Drone.io build time optimisation
Setting the stage: organisational circumstances
Early stage: We started as a 2 person development team working on 2 containerised services. While we were concerned about scale, we weren't concerned about scaling the team itself, so we built our services using simple makefiles, not considering the future cost.
Growth: After few months we found ourselves working with ~20 developers from 3 different teams, across several countries, all on the same project. We have 25 containerised services (and still growing), that are communicating with each other.
Taming the beast: After giving up using makefiles and moving to drone.io CD, typical build took ~6 mins. In a normal day, every developer is initiating 5-10 builds (git push / tag events). So we decided to tackle that pain.
Starting point: cross section
Multiple services, based on a large ubuntu python image
Multiple dockerfiles (one for each service) that have many commonalities
Many libraries that are not in use pre-installed on our base image
Compile-time deps that are installed on the containers, that are not needed to run-time on prod
CD system that does not support docker cache between steps
CD system located in a different region than our docker registry
Image that was tested, is different than the image pushed to our registry
We started with dropping our python base image, changing to alpine, installing our own dependencies
RUN apk add --update \
This image will be the foundation for all of our python based images. We decided we don't want to use python-alpine image, because we wanted to control whatever is installed on the image.
Cache the built image
Before the change - the build step was running few commands, in the context of the build agent:
.drone.yml - build step (before change)
- virtualenv /app/env
- apt-get update && apt-get install -y --no-install-recommends nginx libnss3 libnss3-dev
- apt-get update -y - apt-get install -y python-dev python-pip python- setuptools
- /app/env/bin/pip install -r ./requirements.txt
- /app/env/bin/pip install supervisor supervisor-stdout uwsgi
- /app/env/bin/pip install -e .
- cp ./ops/etc/nginx.conf /etc/nginx/
- cp ./ops/etc/supertxvisord/api.conf /etc/supervisord.conf
- cp ./ops/etc/uwsgi.ini /etc/uwsgi.ini
So we were running few commands, that were not built as docker layers. This caused each and every build (for instance) to reinstall all the requirements.txt of the project.
So we moved to our base image, and installed docker on it just for build purposes, and shared the docker.sock file, so the different layers will be cached between builds (every build step, drone launch a new agent - container that runs the build step, but it won't mount the docker.sock file by default):
.drone.yml - build step (after change)
- apk --update add docker
- docker build -t cloudlock/svc-xxx:build .
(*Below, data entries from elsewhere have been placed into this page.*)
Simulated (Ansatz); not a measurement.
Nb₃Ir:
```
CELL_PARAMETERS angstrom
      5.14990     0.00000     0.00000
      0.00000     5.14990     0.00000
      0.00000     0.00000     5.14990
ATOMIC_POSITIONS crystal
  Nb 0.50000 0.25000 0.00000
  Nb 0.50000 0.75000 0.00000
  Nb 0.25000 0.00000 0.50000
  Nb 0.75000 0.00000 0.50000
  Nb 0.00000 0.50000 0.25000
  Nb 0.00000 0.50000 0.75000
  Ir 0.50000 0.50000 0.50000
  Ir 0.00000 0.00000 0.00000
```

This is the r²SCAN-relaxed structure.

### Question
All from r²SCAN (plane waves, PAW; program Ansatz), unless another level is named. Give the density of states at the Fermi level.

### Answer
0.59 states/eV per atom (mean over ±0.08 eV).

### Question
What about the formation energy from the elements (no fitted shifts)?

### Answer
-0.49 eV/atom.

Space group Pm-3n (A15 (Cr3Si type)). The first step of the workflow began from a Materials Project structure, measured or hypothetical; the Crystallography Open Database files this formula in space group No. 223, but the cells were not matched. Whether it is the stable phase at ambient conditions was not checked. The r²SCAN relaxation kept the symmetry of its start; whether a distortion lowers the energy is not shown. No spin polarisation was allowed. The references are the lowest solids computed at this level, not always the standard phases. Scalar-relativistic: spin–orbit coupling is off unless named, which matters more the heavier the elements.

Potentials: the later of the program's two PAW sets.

The Dockerfile already had all the instructions that previously were in that step, so building the image using the Dockerfile is doing the work
Making drone.io ECR plugin use docker cache
Not having shared docker.sock file caused push to our docker registry loosing the cache in every single build.
so we added the volume:
.drone.yml - push step
This might sound the obvious, but only after dealing with it, we figured out that we don't have cache between two builds
Moving our CD instances to the same region where our docker registry sits saved us ~5 seconds per build. This move took 2 hrs of work of one of our dev-ops team. Some will say this wasn't wort the time, but as devs time wasted builds up, it does.
To sum things up
From time to time we as developers are needed to tackle technical problems, that are not related to the product directly. For example (the most trivial case) ramping up a new developer to the team. Not addressing trivial problems such as this one, can be expensive. Having a new developer ramp-up procedure before he joins the team, will make her life and the teams life much more productive and easy.
Cutting 5 minutes from our build time, might be nothing when talking about 2 developers, doing it 3 times a day, but as team size scaled up, it became expensive. Addressing this issue, that is considered not that complicated, saved us expensive time, and shortened our deployment iterations.
Hope you enjoy the read!